Friday, February 04, 2005

So, the church will be meeting after all...

So, the church will be meeting after all. Yay!
I am now in a dilemna though. We have been feeding squishy baby food because he is a baby and all that, but now he will open his mouth whenever you put something up to it. The dilemna is this: what can I put into his mouth other than just pre-processed baby foods? He can chew, and he can drink from his sippy cup, I just don't know what else I can give him. Any suggestions from all you other more experienced parents would be helpful (all two of you). I want to move on to the next step, or at least be a step closer to him feeding himself. About all I have really tried is cheerios and fruit puffs (an over priced brand name cereal essentially). So, I just need a few hints, that's all.
O.K. on to other stuff. Em, did you see the Phantom of the Opera yet? I was just wondering how it was. Roo, do you still need Photoshop? I have a spare disc, give me a call. RC, are you going to respond or not? Sheesh, it's like talking to somebody who has walked away from their desk and not turned on the away message (for obvious reasons).
Exciting news for people in the know! My mom and sister and niece and nephew are coming to visit this month! It will bee the Thursday before the last Saturday until the first of March. Yay!! I am so excited. I haven't seen any of my family since Thanksgiving. I hate living so far away. But then when I talk like that RC says "we never should have moved, we never should use electric appliances, we never should go out of doors." And all that sort of stuff. Welp, I am starving.

Wednesday, February 02, 2005

Hasty Assumptions


So, I am really good at making hasty assumptions for the worst. But I still think guys who fawn over football are stupid. A point of reference: Today, while innocently taking my animals to the vet for their annual shots, the vet comments on my son's wardrobe (he was wearing a maroon and white shirt), "At least he's wearing the right colors." I wanted to scream at him, but I thought he may make me pay more. Do I really look or act like the kind of person who would submit my child to that kind of low life dribble? I am not going to dress him in any team clothes (unless they are given to me for free, or if they are Titans or Preds because you gotta support the home team whether you like them or not except for the Cats). So, hasty assumptions being made by all. If it were my choice, he would wear nothing but things that match his eyes. But I am just a silly mom, with silly ideas about being silly. Blah blah blah. idiot
Another point in case: yeah, guys are dumb, maybe not most of the time, but definitely some of it. But women who are pregnant are, too. I can say this from experience (note: the hot dog wrapper incident). And I plan on doing this again in a few months, what crack am I on? idiot
So, I have not specifically named anything that RC has done that was stupid, but he doesn't care about football, so my current issue is not with him. And all you other men out there who don't like football are not under my wrath either, so you are not included in the stupid men category.
So back to the subject of this, when you assume, you make an ass out of you and me, as my father says.
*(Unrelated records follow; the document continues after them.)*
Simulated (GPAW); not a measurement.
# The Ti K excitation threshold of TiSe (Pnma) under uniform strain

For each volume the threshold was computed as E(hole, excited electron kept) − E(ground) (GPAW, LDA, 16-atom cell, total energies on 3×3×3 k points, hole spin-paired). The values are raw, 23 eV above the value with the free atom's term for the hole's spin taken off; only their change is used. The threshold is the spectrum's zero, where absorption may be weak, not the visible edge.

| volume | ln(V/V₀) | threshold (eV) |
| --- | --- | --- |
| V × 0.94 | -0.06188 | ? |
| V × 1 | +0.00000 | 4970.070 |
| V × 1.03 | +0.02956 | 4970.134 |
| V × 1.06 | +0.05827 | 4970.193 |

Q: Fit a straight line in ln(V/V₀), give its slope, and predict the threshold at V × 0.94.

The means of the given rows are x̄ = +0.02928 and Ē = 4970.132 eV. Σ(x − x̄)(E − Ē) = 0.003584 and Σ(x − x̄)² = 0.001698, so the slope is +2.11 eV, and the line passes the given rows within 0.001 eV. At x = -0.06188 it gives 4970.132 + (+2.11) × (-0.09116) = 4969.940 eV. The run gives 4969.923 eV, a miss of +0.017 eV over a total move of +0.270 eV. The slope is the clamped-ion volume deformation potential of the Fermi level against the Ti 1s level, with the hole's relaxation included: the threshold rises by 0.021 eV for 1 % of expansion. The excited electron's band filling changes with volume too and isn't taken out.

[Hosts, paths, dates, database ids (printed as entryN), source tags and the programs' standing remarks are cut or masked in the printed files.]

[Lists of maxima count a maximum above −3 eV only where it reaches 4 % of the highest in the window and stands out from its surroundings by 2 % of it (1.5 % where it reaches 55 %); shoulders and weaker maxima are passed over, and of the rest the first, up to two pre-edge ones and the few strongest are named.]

Tuesday, February 01, 2005

Stupid men and your stupid football

I know lot has happened since I last posted. One of those things being a superbly fun girly night. But for some reason no muse moves me to do much of anything. I feel like nothing is happening in life right now, but I know there is actually quite a bit going on. So a week and a few days ago was my four year anniversary, and then a few days after that was RC's birthday. I have laughed. I have cried. I have read The Lord of the Rings trilogy for the twenty somethingth time. I have confessed my addiction to anime and requested prayer for it, and do nothing about it myself. I am currently sort of angry at the church body right now because word throught the grapevine comes saying no meeting on sunday because of the superbowl. What about people like me who could not care less about football? It is such a trivial and passing thing. I want to here profound words of inspiration. I want to feel the movement of the holy spirit. I don't want to sit at home bored because the only thing happening is the super bowl. that is so stupid. I am so sick of these retarded men and their retarded need to see sweaty men who only got through college because they run people down on the field. You dumb people. Why would you put something like that over the time you could be spending in God's presence?